Continuing my discussion with Jon Cogburn’s post on Continental Philosophy’s recent history as seen through OOO spectacles:
I have gone out of my way on several occasions to say that I have nothing against the man Graham Harman. Further, I censor very little on my blog, but I will have no truck with personal denigration or accusations of Nazism etc., and have said so. I have stated that given all this, I use “Harman” to refer to a conceptual persona in Deleuze’s terms (similar to Cogburn’s notion of pragmatically useful philosopher) based on my contextualization of his texts (what Cogburn optimistically calls “Whig” history of progress and enlightenment, only in my case it is mixed with some Hesiodic history of decline towards a new Dark Age).
(On tone, I may have been “strident” on some other occasions, but I don’t see any stridence in my discussion with Jon Cogburn, and certainly not in my Deleuzian claims, as Cogburn implicitly claims).
I have begun to read Adrian Johnston’s new book PROLEGOMENA TO ANY FUTURE MATERIALISM and I find it more satisfying than Ray Brassier’s writings, which are too scientistic for me. For example, Johnston finds transcendental room for what one could call Cogburn’s “modal soup” (i.e. the alethic and deontic modalities that Cogburn argues are just as real as seemingly more “objective” properties, see here), although Johnston does not make them originary, as Cogburn would seem to prefer. I find it amusing that Johnston is an uncompromising atheist and refuses new religious fusions with Continental Philosophy yet he talks of his key concept of “weak nature” in very similar terms to Caputo’s weak God.

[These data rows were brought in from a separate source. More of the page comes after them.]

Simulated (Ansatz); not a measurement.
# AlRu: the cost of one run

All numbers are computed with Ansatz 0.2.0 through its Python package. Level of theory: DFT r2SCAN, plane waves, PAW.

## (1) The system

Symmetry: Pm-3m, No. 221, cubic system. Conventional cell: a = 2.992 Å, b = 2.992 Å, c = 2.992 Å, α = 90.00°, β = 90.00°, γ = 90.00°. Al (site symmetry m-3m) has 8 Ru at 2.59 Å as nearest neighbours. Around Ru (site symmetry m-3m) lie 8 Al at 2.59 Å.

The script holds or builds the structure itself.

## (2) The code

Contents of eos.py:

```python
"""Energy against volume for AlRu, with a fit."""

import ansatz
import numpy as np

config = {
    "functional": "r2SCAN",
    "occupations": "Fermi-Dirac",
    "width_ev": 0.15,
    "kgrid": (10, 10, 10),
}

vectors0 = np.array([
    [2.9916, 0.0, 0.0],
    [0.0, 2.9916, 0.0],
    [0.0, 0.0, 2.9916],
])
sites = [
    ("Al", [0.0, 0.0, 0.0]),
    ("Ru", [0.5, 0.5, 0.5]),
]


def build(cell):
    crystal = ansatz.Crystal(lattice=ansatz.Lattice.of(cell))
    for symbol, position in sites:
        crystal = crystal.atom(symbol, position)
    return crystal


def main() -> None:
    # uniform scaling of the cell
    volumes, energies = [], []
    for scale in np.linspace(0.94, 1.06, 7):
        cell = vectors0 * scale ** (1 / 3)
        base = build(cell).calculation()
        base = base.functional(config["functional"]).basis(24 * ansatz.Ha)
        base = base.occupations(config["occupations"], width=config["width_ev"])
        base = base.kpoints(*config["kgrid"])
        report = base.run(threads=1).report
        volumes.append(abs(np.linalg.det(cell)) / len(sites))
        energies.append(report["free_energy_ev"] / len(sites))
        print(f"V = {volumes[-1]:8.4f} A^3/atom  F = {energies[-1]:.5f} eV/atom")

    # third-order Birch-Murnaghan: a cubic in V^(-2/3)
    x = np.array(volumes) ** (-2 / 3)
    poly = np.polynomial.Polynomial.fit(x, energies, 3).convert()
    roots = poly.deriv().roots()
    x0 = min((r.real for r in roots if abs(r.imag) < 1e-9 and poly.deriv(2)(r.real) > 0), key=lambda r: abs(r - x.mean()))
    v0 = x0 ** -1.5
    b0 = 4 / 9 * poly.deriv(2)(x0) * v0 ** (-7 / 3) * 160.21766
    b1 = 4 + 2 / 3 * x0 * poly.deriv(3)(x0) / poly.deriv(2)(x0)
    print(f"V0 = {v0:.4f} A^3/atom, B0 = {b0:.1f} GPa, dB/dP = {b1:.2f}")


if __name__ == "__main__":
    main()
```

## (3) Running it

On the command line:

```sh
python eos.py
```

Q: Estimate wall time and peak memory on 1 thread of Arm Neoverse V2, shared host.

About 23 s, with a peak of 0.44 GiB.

There is lot’s of room for divergent historical narratives, so I don’t need to rule out anyone else’s history, nor submit to it, but I feel free to evaluate it in my own terms. I do not need Graham Priest’s “dialetheism” to explicate this attitude, as Feyerabend’s pluralism is already a good guide. I certainly disagree with most SR/OOO accounts of the philosophical history of the last half century.
This is also my problem with Tristan Garcia’s book, to be published in English this year, FORM AND OBJECT, which Jon Cogburn has translated with Mark Ohm: unlike Adrian Johnston’s book, which is impressive and I feel I can dialogue with, Garcia’s FORM AND OBJECT is impressive but has no place in any of my histories. I see how one can climb to the meta-level and compare his ontology with Harman’s or Bryant’s, but this sort of thing rapidly becomes uninteresting. If dialogue (its richness and complexity, its surprisingness and its transformative power) is an important criterion, which it is for me, then Garcia’s book seems to favourize a fairly poor game of meta-comparison and, at best, to contribute to the long overdue de-absolutization of OOO.